The Association, the forerunner of the present club, fished the Larne reservoirs , Ballyboley and Ballymullock and whilst not having any fishing rights to the Inver, intermittently stocked the river with brown trout, sea trout and salmon fry, the last recorded stocking being sea trout in 1969. The Association was disbanded in 1985 when the reservoirs were drained and capped.

Historically, the Inver was fished by local anglers who enjoyed casting a fly over hard fighting, beautifully spotted brownies rarely exceeding three quarters of a pound in weight.

However, every year , given suitable water, August to October saw a small run of salmon plus a significant run of sea trout.

Over the years, many superb fish were caught on worms or spinners but the majority of fish taken were hauled out by nets and gaffs --------- as an unregulated river with no club to look after it, poachers had free rein to do as they pleased !

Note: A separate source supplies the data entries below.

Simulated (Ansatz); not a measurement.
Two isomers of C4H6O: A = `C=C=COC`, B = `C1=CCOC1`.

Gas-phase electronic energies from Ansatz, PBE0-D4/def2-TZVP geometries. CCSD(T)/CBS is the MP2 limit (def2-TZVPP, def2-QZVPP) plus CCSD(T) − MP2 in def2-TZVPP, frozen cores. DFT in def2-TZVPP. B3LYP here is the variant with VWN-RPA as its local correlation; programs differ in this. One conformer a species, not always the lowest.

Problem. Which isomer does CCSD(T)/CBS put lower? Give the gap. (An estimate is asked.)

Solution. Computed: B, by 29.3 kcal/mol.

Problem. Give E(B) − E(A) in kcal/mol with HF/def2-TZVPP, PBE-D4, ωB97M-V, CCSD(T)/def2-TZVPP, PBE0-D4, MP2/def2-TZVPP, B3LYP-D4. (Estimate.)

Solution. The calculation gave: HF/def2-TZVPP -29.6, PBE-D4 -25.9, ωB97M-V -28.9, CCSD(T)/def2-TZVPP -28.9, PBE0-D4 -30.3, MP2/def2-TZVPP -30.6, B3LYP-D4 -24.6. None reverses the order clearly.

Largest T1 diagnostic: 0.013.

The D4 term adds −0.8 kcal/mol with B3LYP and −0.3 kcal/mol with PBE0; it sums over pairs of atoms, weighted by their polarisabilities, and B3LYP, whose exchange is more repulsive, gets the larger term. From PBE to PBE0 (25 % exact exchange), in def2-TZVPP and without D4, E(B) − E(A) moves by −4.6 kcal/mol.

Throughout the 80's and early 90's, sporting anglers noticed a gradual decline in the quality of the Inver as evidenced by the decreasing number of good trout caught.  The lower stretches of the river had always been subject to relentless  industrial pollution from the Inver Bleach and Dye Works but in the upper river where most of the fishing was done, it was becoming apparent that, along with the ongoing problem of poaching, changing agricultural practices such as field drainage, run off from artificial fertiliser and worst of all, the indiscriminate spreading of animal waste slurry posed the greatest threat to the river habitat.